The final days of Eliud Kipchoge: How much more can he give to the running world?

Eliud Kipchoge is the greatest marathoner that has ever lived. No doubt. When Pheidippides became the first man to run the marathon over 2,000 years ago, no one would have ever thought a human being would ever break the sub-2-hour barrier in the event. But it happened under our very eyes when Kipchoge ran 1:59.40 in Austria just over four years ago. 

Eliud Kipchoge, September 22, 2023, Berlin Marathon, photo by Kevin Morris

As we all know, that didn’t count as an official world record, but the fact that Kipchoge attempted it and did, speaks volumes of how the Kenyan has transcended the world of running during his peak years. 16 out of 19 marathon wins is just beyond imagination, and when you think about the myth that the first man to finish a marathon died, then it’s safe to say Kipchoge has given us great memories in the nearly ten years he has been running the 26.2-mile race. 

The thing is, all good things come to an end, eventually. Even the very best in sporting history had fallible moments, and knowing when to call it quits is absolutely crucial. The signs always creep up slowly, but they come, and although one can be in denial, it eventually comes simply because we are humans and our bodies age. 
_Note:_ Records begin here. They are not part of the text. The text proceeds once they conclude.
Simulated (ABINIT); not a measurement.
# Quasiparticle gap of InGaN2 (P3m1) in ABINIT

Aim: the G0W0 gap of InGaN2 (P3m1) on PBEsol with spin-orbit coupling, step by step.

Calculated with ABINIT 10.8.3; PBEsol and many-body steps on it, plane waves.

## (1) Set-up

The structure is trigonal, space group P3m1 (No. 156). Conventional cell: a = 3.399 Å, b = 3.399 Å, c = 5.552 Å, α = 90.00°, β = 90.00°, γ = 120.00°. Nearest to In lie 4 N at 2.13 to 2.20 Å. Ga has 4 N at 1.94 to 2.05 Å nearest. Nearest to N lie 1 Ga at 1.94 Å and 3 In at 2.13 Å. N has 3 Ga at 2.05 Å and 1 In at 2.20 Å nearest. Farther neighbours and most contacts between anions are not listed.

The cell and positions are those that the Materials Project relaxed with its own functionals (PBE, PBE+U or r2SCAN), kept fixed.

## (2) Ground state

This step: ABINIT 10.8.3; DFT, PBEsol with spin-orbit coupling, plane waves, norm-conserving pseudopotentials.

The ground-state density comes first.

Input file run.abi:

Sharing your victory, Eliud Kipchoge with Patrick Sang, 25 September 2022, photo by NN Running team

The first sign Kipchoge got was seeing his countryman Kelvin Kiptum break his marathon world record in Chicago, a few days after he ran in Berlin, running a time of 2:00.35. No one expected the 23-year-old to take down the world record in only his third full marathon race. But it happened. And, although, Kipchoge hasn’t responded, deep down, he knows someone is coming to knock him off his perch. All he has to do now is to deliver at the Paris 2024 Olympics, but that might seem the hard part. 

Kipchoge’s climb to the top of marathon greatness wasn’t as meteoric and stellar as many would seem to think. His career on the track didn’t seem to reach the heights of the likes of Kenenisa Bekele and Mo Farah. It wasn’t until 2012, after he failed to qualify for the London Olympics, that his sojourn in the marathon took flight.  

Kelvin Kiptum breaks WR in Men’s marathon in 2:00.35, photo by Kevin Morris

As Kipchoge approached his late 30s, questions arose about the sustainability of his remarkable career. Could he continue to dominate the marathon world at an age where most athletes contemplate retirement? While Kipchoge’s age seemed inconsequential in the face of his indomitable spirit, the emergence of Kelvin Kiptum brought about new dynamics in the world of marathon running.

Kiptum, a fellow Kenyan, burst onto the international marathon scene with unparalleled speed and endurance. His victory at the Chicago Marathon, in which he broke Kipchoge’s once-unbreakable world record, sent shockwaves throughout the running community. It wasn’t meant to be. How can a 23-year-old obliterate such a record?  Surely nobody has to follow the template of Kipchoge’s success, but this is the next level. 

As the world marveled at Kiptum’s achievement, the spotlight once again turned to Kipchoge. Could he maintain his status as the greatest marathon runner, especially with the looming prospect of turning 40? The answer lies in the very essence of Kipchoge’s character and his relentless pursuit of excellence.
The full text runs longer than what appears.